Machine Learning

Recipes and Formulae

Probability

Basics

\[P(A_1\cap...\cap A_n) = P(A_1)P(A_2|A_1)P(A_3|A_2\cap A_1)...P(A_n|\cap_{i=1}^{n-1} A_i)\]

Bayes’ Rule

\[P(A|B) = \frac{P(A)P(B|A)}{P(B)}\]

Marginalisation

\[P(A) = \sum_{b\in\mathcal{B}}P(A,B=b) = \sum_{b\in\mathcal{B}}P(A|B=b)P(B=b)\]

\(P(A|C) = \sum_{b\in\mathcal{B}}P(A|C,B=b)P(B=b|C)\)

Expectation Value

\[E[f(x)] = \sum_{x\in X} f(x)Px)\]

Optimisation

Exact optimisation

Gradient Descent

\[\theta \leftarrow \theta - \eta\nabla f(\theta)\]
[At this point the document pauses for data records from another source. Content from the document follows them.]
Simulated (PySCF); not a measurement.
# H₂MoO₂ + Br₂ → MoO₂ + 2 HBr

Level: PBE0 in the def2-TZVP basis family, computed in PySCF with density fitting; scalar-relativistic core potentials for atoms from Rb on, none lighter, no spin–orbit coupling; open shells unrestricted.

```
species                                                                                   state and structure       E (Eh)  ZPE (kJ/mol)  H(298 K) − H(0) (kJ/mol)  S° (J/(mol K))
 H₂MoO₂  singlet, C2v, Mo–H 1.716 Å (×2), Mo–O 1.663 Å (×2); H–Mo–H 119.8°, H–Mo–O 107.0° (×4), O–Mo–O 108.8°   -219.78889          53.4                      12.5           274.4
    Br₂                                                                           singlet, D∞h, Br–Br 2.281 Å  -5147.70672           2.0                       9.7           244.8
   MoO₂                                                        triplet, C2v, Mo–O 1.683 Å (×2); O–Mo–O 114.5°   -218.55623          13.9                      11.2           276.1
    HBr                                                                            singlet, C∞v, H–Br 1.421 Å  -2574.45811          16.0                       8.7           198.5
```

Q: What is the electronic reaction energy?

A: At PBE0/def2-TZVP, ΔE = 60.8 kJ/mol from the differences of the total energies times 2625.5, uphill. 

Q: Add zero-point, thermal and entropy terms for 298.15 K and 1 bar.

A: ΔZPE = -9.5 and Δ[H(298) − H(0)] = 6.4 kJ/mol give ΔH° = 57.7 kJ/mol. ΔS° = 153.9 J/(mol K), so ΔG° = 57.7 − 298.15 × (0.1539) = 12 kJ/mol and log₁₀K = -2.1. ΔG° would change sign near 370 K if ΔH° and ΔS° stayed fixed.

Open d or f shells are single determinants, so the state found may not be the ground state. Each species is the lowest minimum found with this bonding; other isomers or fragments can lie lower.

Distance - Categorical Features

Simple matching coefficient

\[d = \frac{m - k}{m}\]

Hamming

Jaccard

\[J = \frac{|A\cap B|}{|A\cup B|} = \frac{|A\cap B|}{|A|+|B|-|A\cap B|}\] \[d = 1-J\]

Distance - Numerical features

Manhattan - L1

\[d(x,y) = \sum_i |x_i - y_i|\]

Euclidean - L2

\[d(x,y) = \sum_i (x_i - y_i)^2\]

Cosine

\[\cos(a,b) = \frac{a \cdot b}{|a||b|}\] \[d(a,b) = 1-\cos(a,b)\]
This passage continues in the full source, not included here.